Sun Sentinel Palm Beach Edition

Stay away from social media mess

- Send questions to Miss Manners at her website, missmanner­s.com or email her at dearmissma­nners @gmail.com.

Dear Miss Manners: My sister-in-law posted something on social media that was quite disturbing. She made a disparagin­g remark about my brother and made a shocking and rather vulgar comment about him. Several family members saw the posting, one of whom asked her to remove it, which she did.

My brother does not know about this. He doesn’t use social media, and no one wants to tell him. I think he should know, but I can’t bring myself to tell him, and I’m not sure if I should. Can you advise me? Gentle Reader: Stay as far away from the situation as possible.

It will be far easier — and less expensive — for your brother to engage in a lasting fight with his relatives than with his wife. If your brother does, at some point, find out and chastise you for not alerting him, you can rightly tell him that you thought it was none of your business. And alert your sister-in-law in kind.

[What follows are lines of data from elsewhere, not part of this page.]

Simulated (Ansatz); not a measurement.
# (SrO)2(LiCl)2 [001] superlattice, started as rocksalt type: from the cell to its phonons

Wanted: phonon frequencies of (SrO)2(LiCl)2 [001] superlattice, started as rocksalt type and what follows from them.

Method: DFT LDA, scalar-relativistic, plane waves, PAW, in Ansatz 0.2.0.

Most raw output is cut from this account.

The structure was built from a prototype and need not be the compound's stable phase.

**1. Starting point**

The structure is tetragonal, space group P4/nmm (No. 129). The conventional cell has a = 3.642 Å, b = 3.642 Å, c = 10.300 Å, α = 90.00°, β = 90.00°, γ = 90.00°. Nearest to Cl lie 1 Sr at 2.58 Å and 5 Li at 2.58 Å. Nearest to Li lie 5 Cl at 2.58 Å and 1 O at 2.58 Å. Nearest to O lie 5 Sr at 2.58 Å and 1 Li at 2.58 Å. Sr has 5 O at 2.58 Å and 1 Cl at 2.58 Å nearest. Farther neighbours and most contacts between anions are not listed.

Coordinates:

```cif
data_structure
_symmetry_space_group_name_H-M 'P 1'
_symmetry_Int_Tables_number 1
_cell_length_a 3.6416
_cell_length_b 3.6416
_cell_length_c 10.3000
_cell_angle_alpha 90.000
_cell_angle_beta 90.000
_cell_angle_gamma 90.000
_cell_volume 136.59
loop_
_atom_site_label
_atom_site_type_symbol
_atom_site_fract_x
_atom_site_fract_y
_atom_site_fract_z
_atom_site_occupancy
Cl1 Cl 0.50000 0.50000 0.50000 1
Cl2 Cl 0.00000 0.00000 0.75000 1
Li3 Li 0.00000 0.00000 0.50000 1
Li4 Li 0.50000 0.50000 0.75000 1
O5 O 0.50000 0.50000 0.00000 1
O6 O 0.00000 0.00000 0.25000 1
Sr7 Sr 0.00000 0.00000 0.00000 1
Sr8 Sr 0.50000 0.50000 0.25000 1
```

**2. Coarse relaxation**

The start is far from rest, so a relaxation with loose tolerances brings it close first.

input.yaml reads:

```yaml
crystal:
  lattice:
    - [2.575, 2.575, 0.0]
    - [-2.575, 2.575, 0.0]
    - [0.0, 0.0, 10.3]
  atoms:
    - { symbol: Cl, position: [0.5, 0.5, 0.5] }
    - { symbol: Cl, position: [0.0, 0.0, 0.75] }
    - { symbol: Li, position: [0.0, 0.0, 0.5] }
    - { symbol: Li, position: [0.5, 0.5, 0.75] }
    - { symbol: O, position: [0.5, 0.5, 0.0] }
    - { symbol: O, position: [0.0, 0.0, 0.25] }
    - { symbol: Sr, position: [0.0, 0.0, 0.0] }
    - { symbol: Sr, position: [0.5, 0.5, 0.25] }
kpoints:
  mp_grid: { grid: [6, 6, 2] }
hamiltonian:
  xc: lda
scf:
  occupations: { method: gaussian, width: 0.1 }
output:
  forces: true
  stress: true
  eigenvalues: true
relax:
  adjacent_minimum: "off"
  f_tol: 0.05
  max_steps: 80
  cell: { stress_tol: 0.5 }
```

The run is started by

Dear Miss Manners: Save-the-date cards for my upcoming wedding went out several months ago, and we’re preparing to send formal invitation­s in a few weeks. One of my fiance’s lifelong friends emailed me to confirm that he and his wife were still invited because, he said, “budgets and venues change.”

I was a little taken aback that he felt the need to ask. We considered all the major details final, including our guest list, once save-the-dates were out; we thought the save-the-date was itself a form of invitation. Are we correct in assuming that? Does rescinding a save-the-date, as our friend implied we might do, actually happen?

Gentle Reader: Probably, but that does not make it correct. Save-thedates are binding on the part of the issuer, but not on the part of the receiver. They were created out of convenienc­e for guests who need to plan their schedules and travel arrangemen­ts, not for hosts who might have changed their minds about their guests. If for no other reason, Miss Manners urges hosts to remember the travel arrangemen­t part when they play fast and loose with their own financial decisions.